A pivot West? Turkey’s realignment amid Russian strains

Moscow (Caasimada Online) – In the shadow of the Wagner Group’s failed uprising against Vladimir Putin, a tension-filled specter looms over Turkey and Russia.

This rising discord threatens the renewal of a vital agreement critical for allowing grain exports from Ukraine through the Black Sea.

Turkey and Russia have persistently been at odds over a plethora of concerns ranging from Syria to Libya.

However, they have compartmentalized these differences in recent years, enabling President Erdogan of Turkey to navigate a more balanced position on Ukraine.

His mediation has led to crucial prisoner swap deals between Moscow and Kyiv and, importantly, a grain agreement that underpins global food prices.

Furthermore, Turkey has become a refuge for Russian talent and capital fleeing from Western sanctions.

As a testament to the complex nature of their relationship, strains are now emerging in this pragmatic arrangement right on the eve of a key NATO summit in Lithuania.

The summit, scheduled to discuss increased support for Ukraine and Sweden’s alliance entry, is currently being impeded by Turkey.

Turkey’s possible pivot

With Erdogan’s re-election and signs of vulnerability in Moscow, some analysts perceive a possible pivot from Turkey towards increased alignment with the West.

Others argue that Turkey strategically places its bets on all sides to ensure maximum gains for its national interests. The litmus test will be whether Turkey’s diplomatic balancing act breaches any of Moscow’s red lines.

The resurgence of tensions was instigated by Turkey’s significant decision to let five ex-commanders of the Ukrainian garrison in Mariupol return home with President Zelensky post his Istanbul visit.
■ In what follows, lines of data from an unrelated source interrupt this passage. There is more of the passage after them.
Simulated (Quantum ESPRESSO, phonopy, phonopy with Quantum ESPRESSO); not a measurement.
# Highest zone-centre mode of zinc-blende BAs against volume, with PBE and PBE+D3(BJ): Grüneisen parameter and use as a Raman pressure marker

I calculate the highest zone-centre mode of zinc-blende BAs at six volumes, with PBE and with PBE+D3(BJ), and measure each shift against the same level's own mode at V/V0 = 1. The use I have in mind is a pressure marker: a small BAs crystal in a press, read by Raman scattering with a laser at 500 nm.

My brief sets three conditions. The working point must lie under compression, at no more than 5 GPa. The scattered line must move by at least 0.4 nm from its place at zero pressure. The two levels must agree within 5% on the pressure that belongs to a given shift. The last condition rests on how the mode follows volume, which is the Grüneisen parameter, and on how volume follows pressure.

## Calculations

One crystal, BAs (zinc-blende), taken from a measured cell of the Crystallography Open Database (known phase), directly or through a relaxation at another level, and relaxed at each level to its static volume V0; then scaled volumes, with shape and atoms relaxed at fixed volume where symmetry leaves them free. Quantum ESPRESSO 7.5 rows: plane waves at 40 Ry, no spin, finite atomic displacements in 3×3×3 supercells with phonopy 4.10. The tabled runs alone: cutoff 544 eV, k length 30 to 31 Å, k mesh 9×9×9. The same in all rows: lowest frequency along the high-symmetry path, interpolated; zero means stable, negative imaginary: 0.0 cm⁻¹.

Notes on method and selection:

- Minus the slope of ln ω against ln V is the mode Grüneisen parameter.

Dmitry Peskov, the Kremlin spokesman, said this action contravened the prisoner exchange deal brokered last year and protested that Moscow hadn’t been informed.

The grain deal 

In the backdrop of this escalation, talks to extend the soon-to-expire Ukraine grain deal are at a standstill.

The Black Sea Grain Initiative, a Turkish-mediated agreement struck in September 2022 and renewed bi-monthly, ended Russia’s blockade of Ukrainian ports, allowing the country to export grain globally.

Without Ukraine’s grain exports, global food prices could surge drastically, exacerbating the global cost-of-living crisis and potentially leading to famines in the most vulnerable regions.

Russia has mulled over exiting this Turkish-brokered initiative several times. However, a deal has always been forged between Ankara and Moscow thus far.

The Kremlin asserts that the grain deal is beyond resuscitation, with only direct talks between President Erdogan and Putin being capable of reviving it, as reported by Russia’s state-owned news agency, RIA. Erdogan and Putin are set to meet in Turkey this August.

Signs of a Turkish shift?

In the aftermath of the foiled Wagner Group’s coup against Putin and Russia’s catastrophic war losses, it’s speculated that Turkey may perceive a Russian weakness.

If so, Ankara could be looking to realign its Moscow policy more congruently with its Western NATO partners, despite the risk of backlash from the beleaguered Kremlin.

In the face of severe economic struggles, Turkey might find that synchronizing its policy more closely with the West is safer than pursuing its erratic doctrine of “positive neutrality.”

Recently, Erdogan hinted that Ankara would endorse Sweden’s NATO membership in exchange for restarting negotiations on Turkey’s EU accession.

An echo from September 2022 reports suggests that if Russia withdraws from the Black Sea Initiative, Turkey and Ukraine may proceed with the grain agreement without Russia’s participation, using Turkey’s significant naval presence in the Black Sea to guarantee the safe passage of Ukrainian export vessels.

However, most analysts deem this scenario unlikely due to the implications for NATO’s Article 5 in the event of a direct clash between Turkey and Russia.

Despite multiple attempts by The New Arab to obtain clarification on Turkey’s stance from the Turkish Ministry of Foreign Affairs, no response was received at the time of publication.